WATER INDUSTRY NEWS
US water usage drops slightly: USGS report
Thursday, October 29, 2009

WASHINGTON — A new US Geological Survey (USGS) report says that despite a 30 percent population increase in the United States during the past 25 years, overall water use has remained “fairly stable,” according to an October 29 government news release.


The study looked at water consumption during the five-year period ending 2005 and found that in 2005 the country used slightly less total water than during the peak years of 1975 and 1980.


Released October 29 by Assistant Secretary of the Interior Anne Castle at The Atlantic’s Water Summit in the National Press Club here, the report notes that in 2005 Americans used 410 billion gallons per day, slightly less than in 2000. The declines are attributed to the increased use of more efficient irrigation systems and alternative technologies at power plants.


Water withdrawals for public supply have increased steadily since 1950 — when USGS began the series of five-year trend reports — along with the population that depends on these supplies, the release said.


Nearly half (49 percent) of the 410 billion gallons per day used by Americans was for producing electricity at thermoelectric power plants; irrigation accounted for 31 percent; and public supply 11 percent of the total. The remaining 9 percent of the water was for self-supplied industrial, livestock, aquaculture, mining and rural domestic uses.
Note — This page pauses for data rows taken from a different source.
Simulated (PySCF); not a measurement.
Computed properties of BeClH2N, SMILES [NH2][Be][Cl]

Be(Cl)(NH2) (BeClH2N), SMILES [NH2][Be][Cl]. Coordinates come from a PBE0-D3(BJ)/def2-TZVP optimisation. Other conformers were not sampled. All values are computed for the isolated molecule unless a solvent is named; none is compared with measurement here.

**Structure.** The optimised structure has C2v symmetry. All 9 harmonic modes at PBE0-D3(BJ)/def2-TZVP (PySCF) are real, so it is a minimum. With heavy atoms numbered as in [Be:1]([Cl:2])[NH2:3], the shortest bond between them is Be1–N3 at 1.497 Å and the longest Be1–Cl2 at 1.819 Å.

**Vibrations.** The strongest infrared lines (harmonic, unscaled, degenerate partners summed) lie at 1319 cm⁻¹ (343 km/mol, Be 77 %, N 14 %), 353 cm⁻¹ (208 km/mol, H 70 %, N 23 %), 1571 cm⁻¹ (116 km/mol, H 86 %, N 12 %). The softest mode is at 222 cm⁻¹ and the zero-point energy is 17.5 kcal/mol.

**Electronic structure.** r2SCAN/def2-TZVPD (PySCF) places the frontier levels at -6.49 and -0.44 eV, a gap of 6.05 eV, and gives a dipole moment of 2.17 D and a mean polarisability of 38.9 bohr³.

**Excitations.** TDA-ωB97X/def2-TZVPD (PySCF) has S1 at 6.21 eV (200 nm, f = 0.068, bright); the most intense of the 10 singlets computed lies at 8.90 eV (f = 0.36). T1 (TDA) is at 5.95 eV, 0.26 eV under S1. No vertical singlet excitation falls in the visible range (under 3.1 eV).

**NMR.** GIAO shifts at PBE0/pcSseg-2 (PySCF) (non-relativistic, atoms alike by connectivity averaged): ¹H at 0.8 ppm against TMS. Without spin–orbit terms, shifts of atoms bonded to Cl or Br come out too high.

According to Castle, the report “underscores the importance of recognizing the limits of the drinking water supplies on which our growing population depends. While public-supply withdrawals have continued to increase overall, per capita use has decreased in many states during recent decades.”


The four states accounting for more than one-fourth of all fresh and saline water withdrawn in the United States in 2005 are California, Texas, Idaho and Florida, the report says. The states with the largest fresh surface-water uses were California, Texas, Idaho and Illinois. The states with the largest fresh groundwater uses were California, Texas, Nebraska and Arkansas.


In its own analysis of the USGS data, the Oakland, CA-based think tank Pacific Institute said in an October 29 news release that the drop in total water consumption means that per-capita water use in the United States has decreased to 1,383 gallons per person per day — a level not seen since the 1950s.


The organization warned that when population growth in drier regions, climate change and tensions over sources are considered, there still is “tremendous untapped potential for improving efficiency in homes and businesses.”


Freshwater expert Dr. Peter Gleick, president of the Pacific Institute, is quoted in the release saying, “Even with the improvements we’ve seen, our rate of population growth and regional water usage is not sustainable. In many regions we are past the point of peak ecological water use, where current levels are damaging the health of our rivers, lakes, and groundwater aquifers. We have the tools to further reduce our water footprints dramatically. We need the will to make the changes and rethink how we manage our freshwater resources at every level.”


According to the USGS report, the largest uses of fresh surface water were power generation and irrigation, and the largest use of fresh groundwater was irrigation.


To read the news release, click here.


To access the full report, click here.


To read the Pacific Institute release, click here.


For related information, click here.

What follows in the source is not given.